Probably, only a female reviewer with no unfortunate knowledge of male toilets
could describe a poem about male urinals as possessing a “scent”. The wit of
McMillan is learnt more from the twisting debates of Gunn and his ability to
transform a poem with a surprise conclusion is learnt from St. Thom rather than
directly from Donne and Marvell. As with Gunn, there is a modern Elizabethanism
and like the poet who paid homage to Hermes in Moly, McMillan is
well-aware of the poetical trickster. He uses the flow of words (no
punctuation) to create rich, Mannerist effects. What is most likeable about
McMillan is his love of verbal tricks rather than the usual dull accounts of
tricks picked up in gay bars. The “colloquial Yorkshire rhythms” are heard in
the middle section of Physical, in the re-published pamphlet
“protest of the physical”. And, maybe, they are heard too obviously, for comic
effect:
drunk
man to the drunker woman
where
you from? Barnsley
Baaaaaaaaaaaaaaarnslie
The
northern voice is heard more effectively in the weighting of certain syllables
and words, in a dryness and flatness of tone. The long poem “protest of the
physical” has
been compared to Howl and McMillan to Ginsberg. It isn’t
comparable and he isn’t:
the
men are weeping in the gym
using
the hand dryer to cover
their
sobs their hearts have grown too big
for
their chests…
That
could be Ginsberg’s Howl, but for the conscious irony and
analytical mockery. There is surrealism in "The Men are Weeping in the
Gym" that is closer to Liverpool, Patten and Henri, than Berkeley,
California. Those northern readers who know Route Publishers, in Pontefract,
and have read Howl for Now (2005) will not be fooled by such
empty comparisons. (There is critical life outside the South). McMillan is
McMillan and he possesses his own voice. In truth, “protest for the physical”,
though important to McMillan, as it got him out of a writing-rut and into
ploughing new fields;- isn’t the strongest work in Physical. The
most memorable poems are those such as “Urination” and “Yoga” where there is
direct communication with the reader and you listen to the voice in the words,
on the page, and the shifts of humour and pathos and a sense of what comes out,
not in poetry, but in the gay photography of Wolfgang Tillmans, where every
little thing matters and homeliness and the commonplace exist alongside
existence and uncertainty:
the
toilet is an intimacy
only
shared with parents when you are young
and
once again when they are older
and
with lovers when say on a Sunday
morning
stretching into the bathroom
you
wake to the sound of stream into bowl
and
go to hug the naked body…
I
would rather read that, on a Sabbath, than go to Church! That is poetic
communion. “Strongman” has wonderful humour and pathos and an ability to
present complex ideas in clear images. “Finally” is a plangent lyric with a
moving ending.
The
problem in assessing Physical, is where to place McMillan as a
gay poet, something that current reviews avoid. (Do the reviewers know any gay
poetry outside Gunn and Ginsberg?) And something that Cape's publishing blurb
and public recommendations avoid too. Even Mark Doty alludes to "male
desire" rather than be direct about the nature of the poetry, allowing the
reader to deduce that this must be gay poetry because Doty, as the most
well-known gay (American) poet in the UK, as a Cape poet, is praising it to his
gay Cape readership. All of the biographical,
journalistic pieces written about McMillan dwell on his gay sexuality,
yet this is rubbed away in the volume's shaping. Richard Scott, writing
for Ambit, places McMillan alongside Jee Leong Koh…because he
writes about “cocks”. He also sees McMillan as “Doty-esque”. Indeed, there is
influence from Mark Doty on McMillan: it is heard in the blend of narrative
construction and lyricism. Yet, Doty-esque he isn’t. The diminutive (though
Scott means it as praise) is not just. Like Randall Mann, in Breakfast
with Thom Gunn (2009), McMillan writes with an eye on Gunn, but his
writing is truer to the spirit of Gunn and possesses a greater technical range.

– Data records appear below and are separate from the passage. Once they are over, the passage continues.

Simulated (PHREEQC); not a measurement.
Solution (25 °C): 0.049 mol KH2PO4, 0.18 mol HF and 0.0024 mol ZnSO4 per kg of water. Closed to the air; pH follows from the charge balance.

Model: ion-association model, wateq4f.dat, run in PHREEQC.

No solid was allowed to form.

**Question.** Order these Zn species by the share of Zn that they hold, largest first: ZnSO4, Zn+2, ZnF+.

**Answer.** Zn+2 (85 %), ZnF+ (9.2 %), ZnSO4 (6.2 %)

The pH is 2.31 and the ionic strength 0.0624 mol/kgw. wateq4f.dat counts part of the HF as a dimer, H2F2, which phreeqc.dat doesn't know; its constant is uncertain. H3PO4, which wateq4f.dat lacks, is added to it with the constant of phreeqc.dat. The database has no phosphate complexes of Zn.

As Gunn learnt from Robert Duncan without copying technique, so McMillan has
learnt from Gunn without becoming Gunn-esque. Gunn is the signpost at the
Yorkshire crossroads. It points in many directions, towards the Pennines and
beyond-- across the Atlantic. When writing, McMillan makes leaps in thought and
syntax that are like climbing a staircase and missing a step. Ground disappears
and re-appears. The love of language and how it can dazzle and deceive (like
the physical body) is reminiscent of Reginald Shepherd, though McMillan does
not push as far into realms of multi-layered perceptions. Shepherd is the true
gay Metaphysical poet (and Duncan). He is careful not to make his poems into
poems about language: they are poems about personal human experience. They are
confessional, yet they are not genre poems about coming out. They are
individual, contradictory poems that arise from the enquiring body that lived
and carried them. Physical is a significant debut by a poet
who can write about sexual identity without the dreary polemics of identity
politics. McMillan is an intriguing poet and a valuable, emerging gay poet.